Research at the federal government experimental farm in Ottawa led to development of a new variety by crossing Red Fyfe with Hard Red Calcutta from India.  

Canadian government research led to a new variety, named Marquis,  which ripened faster and gave higher yields  

Marquis wheat remained the wheat variety of choice used on the Canadian prairies from about 1910 until World War II when it was replaced by more modern varieties. 

By 1911 western Canada was producing more than 90% of all the wheat produced in Canada. 

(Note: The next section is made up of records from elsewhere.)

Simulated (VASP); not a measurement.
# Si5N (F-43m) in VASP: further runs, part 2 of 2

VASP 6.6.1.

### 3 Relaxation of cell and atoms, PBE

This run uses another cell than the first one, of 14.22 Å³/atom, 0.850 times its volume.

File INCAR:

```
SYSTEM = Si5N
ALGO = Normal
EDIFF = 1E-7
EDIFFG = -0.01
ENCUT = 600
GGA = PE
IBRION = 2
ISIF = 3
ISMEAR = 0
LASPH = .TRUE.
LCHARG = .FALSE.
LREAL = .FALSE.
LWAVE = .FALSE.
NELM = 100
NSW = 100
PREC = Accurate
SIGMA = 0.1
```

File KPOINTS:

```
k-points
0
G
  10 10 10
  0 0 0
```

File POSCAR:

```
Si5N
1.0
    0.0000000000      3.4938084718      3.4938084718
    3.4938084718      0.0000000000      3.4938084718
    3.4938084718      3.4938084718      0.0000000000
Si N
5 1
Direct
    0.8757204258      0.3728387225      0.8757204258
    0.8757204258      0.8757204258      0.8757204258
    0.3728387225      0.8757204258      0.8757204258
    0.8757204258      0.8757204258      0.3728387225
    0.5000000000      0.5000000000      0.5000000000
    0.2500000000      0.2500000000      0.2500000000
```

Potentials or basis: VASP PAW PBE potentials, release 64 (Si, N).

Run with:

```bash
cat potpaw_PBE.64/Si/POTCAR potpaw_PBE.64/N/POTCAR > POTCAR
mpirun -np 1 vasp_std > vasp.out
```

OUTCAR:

Oats, barley and flaxseed were also produced on prairie farms.  

  
The "Wheat (?) Boom" 

  • rapid increase in volume of Canadian wheat exports 1891-1914
  • dramatic rise in per capita income 1900-1914 ("intensive" growth)
  • Chambers and Gordon
Canadian wheat exports  

Wheat production generated strong linkages to other forms of economic activity making it a classic "staple" industry 

"Backward" linkages to huge capital investments in railways, telegraph lines, grain elevators and terminals, shipping, residential and commercial construction and central Canadian manufacturing industries supplying farm supplies and equipment,  

"Forward" linkages to flour milling, baking, brewing, distilling 

"Final demand" linkages to real estate, clothing, household appliances and everything else which those making a living from farming and related activities could buy with the income they earned. 

But... it is uncertain how much of the improvement in Canadian real per capita income during this period can be attributable to the increase in wheat production and wheat exports during the 1896-1911 boom.  

The best-known Canadian application of the "New Economic History" approach by Chambers and Gordon suggests that the answer is "not much", -- perhaps only 8% of the total.  

  
The Political Economy of Wheat 

  • Perfectly competitive organization of production
  • Monopolistic or oligopolistic suppliers

  • railway monopolies 
    elevator company cartel 
    banking oligopoly 
    equipment and supplies
Wheat was produced under conditions of perfect competition 

Those supplying the inputs prairie farmers needed were typically organized as monopolies or oligopolies 

Farmers suspected that they were paying higher than competitive market  prices for their inputs 

- and that the prices they received for their output were lower than competitive market prices should be. 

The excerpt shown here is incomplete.